The U.S. Treasury, under the mismanagement and lack of leadership of Timothy Geithner, seeks even more control over financial markets and mirror the socialist power trip in an effort to crumble any recovery and tighten the grip on the economy (Treasury asks for control of derivatives market; AP). One of the least intelligent representatives of the human species now seeks control of the most sophisticated part of financial markets. Geithner, who over the course of his career made nothing but mistakes and enforced counter-productive moves, has no idea about how the markets work.
Financial markets do not need to be fixed and over-regulated, they need to be left alone as they work to perfection. Dumb Money companies who were run by idiotic management teams were forced to fail, such as Bear Sterns, Lehman Brothers, Washington Mutual in the financial sector; Chrysler in the auto sector and AIG as well as GM and Citigroup will follow soon, Bank of America and plenty of others are lined up for failure, too. The system works perfect.
Assume you purchase a new car and it runs just fine until one day you decide to run it into a concrete wall at full speed.
Would you go to the auto manufacturer and blame them, force them to build better cars?
Exactly, you would not unless you are an idiot. The same hold true for global equity and financial markets.

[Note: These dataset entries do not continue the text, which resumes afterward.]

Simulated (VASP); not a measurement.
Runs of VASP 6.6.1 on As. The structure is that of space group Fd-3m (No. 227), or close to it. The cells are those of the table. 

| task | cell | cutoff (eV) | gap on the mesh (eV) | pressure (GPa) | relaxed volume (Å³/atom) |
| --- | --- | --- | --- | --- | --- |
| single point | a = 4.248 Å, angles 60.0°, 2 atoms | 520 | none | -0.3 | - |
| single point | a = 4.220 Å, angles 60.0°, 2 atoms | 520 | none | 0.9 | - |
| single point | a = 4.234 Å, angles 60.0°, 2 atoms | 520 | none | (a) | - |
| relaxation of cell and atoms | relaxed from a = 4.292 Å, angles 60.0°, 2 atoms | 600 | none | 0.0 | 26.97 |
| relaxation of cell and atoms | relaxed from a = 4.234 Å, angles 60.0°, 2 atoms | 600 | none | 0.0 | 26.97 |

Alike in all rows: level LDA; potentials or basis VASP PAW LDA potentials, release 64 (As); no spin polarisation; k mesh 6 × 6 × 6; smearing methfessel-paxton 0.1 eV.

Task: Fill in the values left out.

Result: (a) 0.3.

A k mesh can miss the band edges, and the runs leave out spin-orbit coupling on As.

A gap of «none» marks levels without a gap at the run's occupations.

The Treasury, in yet another brain fart, wants to extend their assistance for failure to insurers (Insurers get preliminary OK for Treasury funds; AP). Apparently insurers have not learned anything from banks who regret ever taking socialist dollars. U.S. Bancorp is just the latest bank who scrambles to rid itself from the socialist parasite which came with TRAP money (U.S. Bancorp CEO: We could exit TARP in a few weeks; Reuters). TARP, which was designed by Dumb Money for failure, has totally ignored the 8,000+ small banks (Small Banks Need Capital, Too, But Could Face Harder Time; CNBC). They should be very happy about that as it will ensure that those small banks who deserve to fail will do so and those who deserve to succeed will grow bigger over time as they snap up assets of rivals while TARP will crumble those destined for failure eventually.
AIG is just one of those prime examples of how TARP only delayed the inevitable. AIG was destined for failure but TRAP get them afloat for a while in an artificial bubble. $200 Billion later, lawmakers question the health of AIG (US lawmakers question AIG plan, future; AP) while AIG's CEO Liddy defends the worthless company with his worthless input (AIG's Liddy: We don't need more government money; AP). Lawmakers question AIG's health about $200 Billion and nine months too late but the second wave of the financial crisis should take care of that. Freddie Mac, just like Fannie Mae, can follow AIG hand in hand (Freddie Mac seeks $6.1B in US aid after loss; AP).
In the meantime, documents were revealed which indicate that the International Beggar himself, Paulson, forced nine banks to accept TARP money (Documents: Paulson forced nine bank CEOs into bailout; AP). That is one way to crush nine competitors of his former employee, in which he holds a huge stake, Goldman Sachs. The potential collapse of Goldman Sachs last year paved they way for TARP and of course TARP backfired. Goldman Sachs rushes to repay TARP and hopes to move on unscathed. Paulson is not the only one in trouble as the FBI probes insider trading by two SEC enforcement attorneys (FBI probes possible insider trading by SEC lawyers; AP). The SEC is just one institution which enjoys even more power under Obama and therefore further hinders a financial recovery.
Remember the rating agencies and how they were constantly wrong with their ratings and all the criticism they drew?
They claimed everything is fine and CDO's are safe, until it all collapsed and then they changed their ratings. Well, at least S&P tries to avoid the same mistake and offers a first insight into reality (U.S. banking crisis may last until 2013: S&P; Reuters). This is the first attempt to break the ignorance and false optimism, although the 2013 target is still very optimistic. Nevertheless, it is a start and maybe more beneficial steps will follow, time will tell.